McLeod v. Chefs, Cooks, Pastry Cooks & Assistants, Local 89, Hotel & Restaurant Employees & Bartenders International Union

WATERMAN, Circuit Judge

(concurring).

My difficulty with the present case derives from the unusual provisions of the second proviso of Section 704(c) of the Labor-Management Reporting and Disclosure Act of 1959, 29 U.S.C.A. § 158(b) (7)(C). The second proviso permits a union to picket without recourse to the provisions of Section 9(c) of the Amended Labor Relations Act, 29 U.S.C.A. § 159 (c) where the purpose of such picketing is that of “ * * * truthfully advising the public (including consumers) that an employer does not employ members of, or have a contract with, a labor organization * * * ” However, this permission is subject to the caveat contained in the clause that immediately follows : “ * * * Unless an effect of such picketing is to induce any individual employed by any other person in the course of his employment, not to pick up, deliver or transport any goods or not to perform any services.”

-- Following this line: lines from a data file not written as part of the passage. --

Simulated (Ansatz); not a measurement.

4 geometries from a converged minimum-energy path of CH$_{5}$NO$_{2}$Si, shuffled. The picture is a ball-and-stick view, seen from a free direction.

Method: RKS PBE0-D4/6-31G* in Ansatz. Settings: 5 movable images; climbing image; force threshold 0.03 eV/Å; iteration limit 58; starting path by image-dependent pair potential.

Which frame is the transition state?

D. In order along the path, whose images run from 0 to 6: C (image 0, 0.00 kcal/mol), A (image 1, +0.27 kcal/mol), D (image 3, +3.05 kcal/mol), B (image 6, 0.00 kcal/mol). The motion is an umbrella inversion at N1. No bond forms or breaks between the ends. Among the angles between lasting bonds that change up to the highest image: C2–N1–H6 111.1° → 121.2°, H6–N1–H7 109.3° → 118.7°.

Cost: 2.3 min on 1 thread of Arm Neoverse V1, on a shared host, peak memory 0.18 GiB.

It is possible to read this “unless” clause as automatically converting permissible informational picketing into an unfair labor practice if any worker, employed by another person, should ever refuse to serve the picketed premises. When the statute is thus interpreted the objective of the picketing union becomes irrelevant. The interpretation emphasizes the word “effect,” and, as I read their opinion, is the interpretation which my colleagues accept.

However, by emphasizing the word “induce” instead of the word “effect” it is possible to reach a different interpretation, for then it is arguable that Congress intended something more than a simple cause-and-effect relationship, and intended that the effect be one purposed by the picketing union. In support of this second suggested interpretation one should note that it has been held heretofore that only if the picketing is for an unlawful objective will peaceful picketing-be an unfair labor practice. International Brotherhood of Electrical Workers v. N.L.R.B., 1951, 341 U.S. 694, 699-706, 71 S.Ct. 954, 95 L.Ed. 1299; N.L.R.B. v. Local 50, Bakery & Confectionery Workers, 2 Cir., 1957, 245 F.2d 542, 548. Absent an unlawful objective, a statutory restraint of peaceful picketing, could raise constitutional questions. SeeThornhill v. State of Alabama, 1940, 310 U.S. 88, 60 S.Ct. 736, 84 L.Ed. 1093.

*766But even if the first interpretation is to be accepted, there could well be implied exceptions to the sweep of this statute. For example, I think it clear that, in the present posture of this case, we are required to assume that the picketing began as a result of the employer’s initial unfair labor practice; and it is also evident that this picketing began prior to the passage of the 1959 Act my colleagues are construing.

Nevertheless, I do not believe that at this time we should resolve the ambiguities of Section 8(b)(7)(C). The Petitioner only seeks temporary relief. Though the Board’s regional director may have construed the section, the Board has not, and I believe it should be given an opportunity to do so. Cf. Douds v. Milk Drivers and Dairy Employees Union Local 584, 2 Cir., 1957, 248 F.2d 534, 538; Retail, Wholesale & Dept. Store Union v. Rains, 5 Cir., 1959, 266 F.2d 503, 505-506.

Therefore I concur in the result reached by my colleagues.